The Toshiba Qosmio X505-Q896 laptop (and I use that word loosely) isn't billed as a media center, but rather a powerhouse of a notebook that produces a native 1080p resolution, Blu-ray playback with up-scaling for DVDs and has a nifty HDMI out that send an uncompressed A/V signal to your HDTV. It's also a beast, clocking in at about 10 pounds; ideal for a desktop, but not for travel. The laptop sports an 18.4" screen (1920 x 1080 native resolution), Harman / Kardon Stereo speakers, backlit keyboard, touchpad media controls and a speedy 7200rpm hard drive for accessing all your media. It's finished in a shiny black and accented with a metallic red, probably one of the more ostentatious laptops I've seen next to Alienware products.
Diving into the more technical specs, the laptop has Intel's latest i7 quad core processor rated at 1.73Ghz, a NVIDIA GeForce GTX 460M video card with 1.5GB graphics memory, 4GB of DDR memory, built-in webcam (1.3 megapixels), Bluetooth 2.1, wireless N capability and a 10/100/1000 Gigabit Ethernet connection. On the front of the machine, you will find the SD / MCC / XD memory card slot for those who want quick access to their photos from a digital camera as well as a switch to turn off the Wi-Fi connection. There are also indicator lights to tell if the computer it on, if the hard drive is bring accessed, etc… On the left side of the laptop, there’s the Blu-ray / DVD drive, Firewire port, HDMI out port, a USB port, a SATA connection and the Ethernet jack. On the right side, you will find the 3.5mm headphones & microphone jacks, two more USB ports, a VGA out for projectors and the power connection jack. Different from the majority of the laptops on the market, there are no ports on the rear of the laptop; it’s reserved for the cooling fans.

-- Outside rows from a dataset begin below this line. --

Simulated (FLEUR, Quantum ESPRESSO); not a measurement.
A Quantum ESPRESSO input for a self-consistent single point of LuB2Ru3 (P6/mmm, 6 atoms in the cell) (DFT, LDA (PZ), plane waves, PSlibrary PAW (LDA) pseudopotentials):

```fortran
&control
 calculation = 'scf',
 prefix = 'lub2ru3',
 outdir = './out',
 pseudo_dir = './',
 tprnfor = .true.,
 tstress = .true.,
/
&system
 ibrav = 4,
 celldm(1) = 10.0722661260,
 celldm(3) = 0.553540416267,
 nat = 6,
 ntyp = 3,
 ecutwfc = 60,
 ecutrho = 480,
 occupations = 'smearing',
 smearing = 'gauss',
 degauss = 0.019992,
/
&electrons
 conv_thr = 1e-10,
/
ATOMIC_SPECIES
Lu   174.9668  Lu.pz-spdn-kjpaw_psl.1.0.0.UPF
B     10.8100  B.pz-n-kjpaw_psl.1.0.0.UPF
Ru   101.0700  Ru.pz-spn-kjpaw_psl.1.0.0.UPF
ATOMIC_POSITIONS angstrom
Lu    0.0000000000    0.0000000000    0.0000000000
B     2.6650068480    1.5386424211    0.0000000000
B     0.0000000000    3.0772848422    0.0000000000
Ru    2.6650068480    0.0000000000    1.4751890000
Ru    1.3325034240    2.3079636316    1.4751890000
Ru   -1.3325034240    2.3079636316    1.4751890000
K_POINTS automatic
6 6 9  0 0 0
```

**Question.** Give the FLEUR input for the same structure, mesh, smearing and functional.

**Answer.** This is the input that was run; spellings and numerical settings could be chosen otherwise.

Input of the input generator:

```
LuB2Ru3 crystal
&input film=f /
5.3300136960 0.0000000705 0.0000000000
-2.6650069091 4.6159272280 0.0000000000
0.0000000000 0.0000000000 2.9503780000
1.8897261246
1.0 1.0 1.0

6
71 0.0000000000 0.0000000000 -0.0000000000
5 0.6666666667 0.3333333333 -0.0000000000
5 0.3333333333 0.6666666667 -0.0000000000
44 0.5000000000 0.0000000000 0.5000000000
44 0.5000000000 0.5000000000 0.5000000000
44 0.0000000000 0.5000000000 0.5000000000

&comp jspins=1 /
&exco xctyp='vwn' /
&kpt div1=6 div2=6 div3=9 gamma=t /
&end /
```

Around the backlit keyboard (which is exceptional for working in low-light areas), you will find a full keypad, the track pad with two metallic red buttons for clicking, the media touchpad for controlling volume and the two HK speakers. The track pad also comes with a button to turn off access, especially handy if you are using an external mouse. One caveat to the media touchpad is there there’s no tactile feedback to pressing the buttons, thus I often accidentally hit buttons while typing. That would mute the volume, launch the ECO mode utility or bring up Windows media player depending on the button that my pinkie brushed over. Another problem with doing heavy typing on this machine is the vast amount of fingerprints and palm prints that coat the finish and the keys. It’s just as bad at the iPad in getting covered in prints, thus requires lots of wipe downs. Heck, Toshiba should have included a cloth to help us out.
Toshiba did include a few utilities though, some of which are not shockingly bloatware. ECO mode allows you to track the power consumption of this laptop and tweak your settings based on what type of footprint you want to make with this behemoth. I’d be curious to find out of the same market of people that purchased this laptop are really concerned with power use. It’s like giving a Hummer owner a gauge to throttle how much gas the car uses. Toshiba also included the Sleep & Charge feature for the USB ports, thus allowing the computer to be powered down, but still charging your iPhone or other portable device via USB. Finally, there’s a hard drive sensor on the laptop that guards the hard drive when the laptop is being moved. It’s a bit too sensitive to the occasional table bump, but anything that protects my data is a good thing.
If you haven’t figured it out yet, I’ve been using the Toshiba Qosmio X505 as an ancillary media center as well as a standard laptop while connected to multiple displays; an HP 2310e Slim LED backlit monitor, a Sony Bravia KDL40NX700 40-inch 1080p Edge-LED backlit HDTV and a Mitsubishi HC5500 1080p LCD Projector. I also tested the 18.4 inch monitor, but found media consumption (Blu-ray / DVD / ripped media) to be vastly superior on the alternate displays; specifically the color reproduction and contrast ratio. That being said, the monitor vastly outperforms other laptop screens in its class. It’s just tough to beat the other external displays, especially in glorious 1080p resolution. The HDMI connection automatically chooses the resolution and away you go.